The structure of the ensemble directory

The Template Run Directory

The CHEEREIO Template Run directory is essentially a standard GEOS-Chem run directory, generated by a routine within the setup_ensemble.sh script that is very much like the code that generates the standard GEOS-Chem run directory, though there are a few minor differences. This directory will then be copied by setup_ensemble.sh to form the Spinup Run directory and the individual ensemble members within the Ensemble Runs directory. Users should make sure that the Template Run directory meets all their requirements before any further copying takes place.

Differences between the template run directory and a standard run directory are as follows. input.geos has empty tags for the start and end times, as this will allow CHEEREIO to resubmit GEOS-Chem runs for different time periods. HEMCO_Config.rc is represented by two template files. HEMCO_Config_SPINUP_NATURE_TEMPLATE.rc is for spinup and “nature” simulations, neither of which include randomized scaling factors (i.e. it is a normal HEMCO_Config.rc file generated by the usual run directory creation script). HEMCO_Config.rc is for ensemble members, all of whom will have perturbed emissions. References to gridded scaling factors are added at key lines in this config file. Finally, the template run directory has no batch script associated with it, as it cannot be run.

Although HEMCO_Config.rc is generated by the setup_ensemble.sh utility, it may not be automatically ready to use if you are distinguishing your updates of different emissions sources of one species (for example, updating NO agricultural emissions separately from the rest of NO emissions). CHEEREIO is not capable of distinguishing these emissions on its own. Instead, it will just add scaling factor references wherever the species of interest emerges. The user must delete the correct duplicated scaling factor references manually.

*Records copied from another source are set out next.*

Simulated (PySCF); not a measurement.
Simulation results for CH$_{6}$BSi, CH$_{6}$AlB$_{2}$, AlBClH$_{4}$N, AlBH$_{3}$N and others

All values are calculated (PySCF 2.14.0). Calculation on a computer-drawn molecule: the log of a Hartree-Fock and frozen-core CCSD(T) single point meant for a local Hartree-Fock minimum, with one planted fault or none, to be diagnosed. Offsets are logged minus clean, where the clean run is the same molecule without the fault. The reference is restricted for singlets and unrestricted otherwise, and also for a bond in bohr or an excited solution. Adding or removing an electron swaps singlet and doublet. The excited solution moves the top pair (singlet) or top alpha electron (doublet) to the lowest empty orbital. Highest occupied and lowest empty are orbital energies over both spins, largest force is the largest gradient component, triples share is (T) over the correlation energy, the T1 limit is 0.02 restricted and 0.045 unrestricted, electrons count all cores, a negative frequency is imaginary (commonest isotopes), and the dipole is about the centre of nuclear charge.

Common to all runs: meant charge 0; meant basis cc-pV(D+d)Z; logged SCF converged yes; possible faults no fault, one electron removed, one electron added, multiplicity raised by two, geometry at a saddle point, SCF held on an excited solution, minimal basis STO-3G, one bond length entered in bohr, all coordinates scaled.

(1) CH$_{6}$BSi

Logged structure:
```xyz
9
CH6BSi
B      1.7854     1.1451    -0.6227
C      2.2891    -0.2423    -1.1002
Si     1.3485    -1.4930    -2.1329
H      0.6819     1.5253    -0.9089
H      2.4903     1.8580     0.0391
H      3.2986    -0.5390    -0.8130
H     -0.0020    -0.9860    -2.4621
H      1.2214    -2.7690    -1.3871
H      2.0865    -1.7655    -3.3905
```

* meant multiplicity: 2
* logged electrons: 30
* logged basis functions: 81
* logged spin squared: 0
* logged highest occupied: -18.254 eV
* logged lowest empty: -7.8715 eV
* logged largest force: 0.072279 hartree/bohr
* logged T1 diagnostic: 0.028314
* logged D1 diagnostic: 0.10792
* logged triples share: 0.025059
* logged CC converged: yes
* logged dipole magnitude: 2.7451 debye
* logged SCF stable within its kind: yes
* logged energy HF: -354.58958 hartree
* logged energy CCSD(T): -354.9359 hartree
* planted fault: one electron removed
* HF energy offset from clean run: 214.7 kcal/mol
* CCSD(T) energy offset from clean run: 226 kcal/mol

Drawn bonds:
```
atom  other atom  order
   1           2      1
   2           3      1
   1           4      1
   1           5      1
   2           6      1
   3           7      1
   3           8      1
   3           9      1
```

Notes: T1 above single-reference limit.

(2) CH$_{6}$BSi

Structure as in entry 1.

Users should pay attention to collections saved in HISTORY.rc and modify if desired. However, if using StateMet or LevelEdgeDiags collections during assimilation (e.g. for some TROPOMI assimilation runs), make sure to turn those on using the switches in ens_config.json rather than a direct modification of HISTORY.rc. This is because CHEEREIO modifies HISTORY.rc on the fly in some situations.

Aside from these subtleties, the user should modify the template run directory as freely as they would any GEOS-Chem run directory they are customizing for their own research.

The Spinup Run Directory

The Spinup Run directory, if it is enabled, functions like a normal GEOS-Chem run directory. Created by the setup_ensemble.sh, it comes with a run script and with all the configuration files set according to your specifications in ens_config.json. When the Spinup Run terminates, the restart file generated will automatically be used to initialize the ensemble run directories. No copying on the user’s part is necessary.

The Scratch Directory

Although the user should never modify anything in the scratch directory, it may still be useful to know how CHEEREIO makes use of this folder throughout run time. There are three main types of file in the scratch directory:

  • Column files (.npy): Column files contain assimilated columns which will eventually be combined and used to update ensemble restarts and scaling factors. Each core on each run instance calculates some number of columns at assimilation time and saves them to the scratch directory in a relevant subfolder, until finally all are computed and can be used to adjust the ensemble.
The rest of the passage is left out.